Economy Watch: No Deal Yet
Votes in the House and Senate on their respective debt-ceiling plans are expected today; the Beige Book reports mediocre economic recovery; and the United States takes UBS to court over selling bum mortgages to GSEs.
Debt-ceiling imbroglio quote for Wednesday: “Get your ass in line.” That was the widely reported imperative voiced by House Speaker John Boehner to members of his own fractious party. A vote in the House on the Republican debt-ceiling plan had been scheduled for the same day, but was postponed until Thursday ostensibly to retool the bill in the wake of Congressional Budget Office calculations that showed its budget cuts to be smaller than Boehner had earlier said.

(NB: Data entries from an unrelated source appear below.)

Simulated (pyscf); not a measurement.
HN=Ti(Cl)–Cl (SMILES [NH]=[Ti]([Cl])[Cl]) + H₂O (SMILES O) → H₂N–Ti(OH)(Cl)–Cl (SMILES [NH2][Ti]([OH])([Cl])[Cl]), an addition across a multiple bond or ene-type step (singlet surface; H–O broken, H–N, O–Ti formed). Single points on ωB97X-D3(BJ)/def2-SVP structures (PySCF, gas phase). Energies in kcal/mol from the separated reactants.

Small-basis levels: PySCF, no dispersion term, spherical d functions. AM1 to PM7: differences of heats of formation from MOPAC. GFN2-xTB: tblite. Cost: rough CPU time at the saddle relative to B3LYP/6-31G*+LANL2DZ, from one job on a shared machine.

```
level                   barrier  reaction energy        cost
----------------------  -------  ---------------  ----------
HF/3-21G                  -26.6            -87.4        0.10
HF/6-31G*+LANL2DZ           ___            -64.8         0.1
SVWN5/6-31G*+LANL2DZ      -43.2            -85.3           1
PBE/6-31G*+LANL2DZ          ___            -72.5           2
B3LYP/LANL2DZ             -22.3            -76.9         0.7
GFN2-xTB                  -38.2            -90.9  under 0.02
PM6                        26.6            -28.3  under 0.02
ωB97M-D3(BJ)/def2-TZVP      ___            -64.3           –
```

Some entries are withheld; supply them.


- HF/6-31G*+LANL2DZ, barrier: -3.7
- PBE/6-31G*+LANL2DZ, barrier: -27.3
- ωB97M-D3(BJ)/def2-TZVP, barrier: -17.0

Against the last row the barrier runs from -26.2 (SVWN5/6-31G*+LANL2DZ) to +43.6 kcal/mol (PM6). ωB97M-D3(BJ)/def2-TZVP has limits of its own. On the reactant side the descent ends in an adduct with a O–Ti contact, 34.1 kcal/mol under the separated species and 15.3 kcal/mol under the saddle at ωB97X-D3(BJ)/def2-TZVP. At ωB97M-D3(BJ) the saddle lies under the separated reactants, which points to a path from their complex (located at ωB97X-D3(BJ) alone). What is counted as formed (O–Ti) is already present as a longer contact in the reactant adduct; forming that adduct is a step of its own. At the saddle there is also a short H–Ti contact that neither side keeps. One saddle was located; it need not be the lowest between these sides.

Will the Republican rank-and-file, especially those who have been sounding off about the perniciousness of a higher debt ceiling lately, get in line or continue to defy the speaker? That’s the question for the vote Thursday. Also, the Senate will likely be voting on its version of the debt ceiling adjustment sometime the same day, which includes deeper cuts and a longer term–until past the 2012 election, something the House version does not do.
Also on Wednesday the head of Standard & Poor’s, Deven Sharma, told a House Financial Services subcommittee hearing on oversight of the credit-rating agencies that he didn’t think default by the United States was too likely, or as he put it, “our analysts don’t believe they would.” He was a little more coy about whether or not S&P would downgrade the debt of the United States anyway, saying the agency has to see what kind of rabbit Congress pulls out of its hat before he could comment on that.
Beige Book reports mediocre economic recovery
The Federal Reserve released its latest “Summary of Commentary on Current Economic Conditions
by Federal Reserve District,” better known as the Beige Book, and it characterized the U.S. economy as middling at best. “Reports from the twelve Federal Reserve Districts indicated that economic activity continued to grow; however, the pace has moderated in many Districts,” the Beige Book notes.
Falling gasoline prices seem to have encouraged an uptick in shopping trips among consumers and some additional spending since the previous Beige Book in early June, the report continues with moderate optimism, but then almost immediate reports economic crosscurrents that are less hopeful. “Price pressures from food, energy, cotton, and other supplier inputs continued to squeeze retail margins,” it says.
As for real estate, the Beige Book reports that “most residential real estate activity was little changed and remained weak, although construction and activity in the residential rental market continued to improve since the previous Beige Book … activity in the nonresidential real estate market has improved slightly for specific submarkets, although conditions generally remained weak across all twelve Districts.”
U.S. takes UBS to court Over MBS
The U.S. Federal Housing Finance Agency filed suit against Swiss banking giant UBS in federal court on Wednesday for allegedly fobbing off a lot of bum mortgages on Fannie Mae and Freddie Mac back when many mortgages were packed like sausages back before the Pure Food & Drug Act. The suit, filed in the Southern District of New York, asserts that the GSEs have lost 20 percent of their $4.5 billion investment in such UBS-sold mortgages.
This isn’t the only suit the FHFA, which is the conservator of the GSEs, plans to initiate. “From the issuance of 64 subpoenas last year to the filing of this lawsuit and further actions to come, we continue to seek redress for the losses suffered by [the GSEs],” Edward DeMarco, acting director of the agency, says in a statement.
Are investors now officially nervous that Congress will drive the nation over the default cliff? It seems so. Wall Street had a crummy day on Wednesday as deadlock on Capitol Hill continued. The Dow Jones Industrial Average lost 198.75 points, or 1.59 percent, while the S&P 500 was down 2.03 percent and the Nasdaq was thumbed to the tune of 2.65 percent.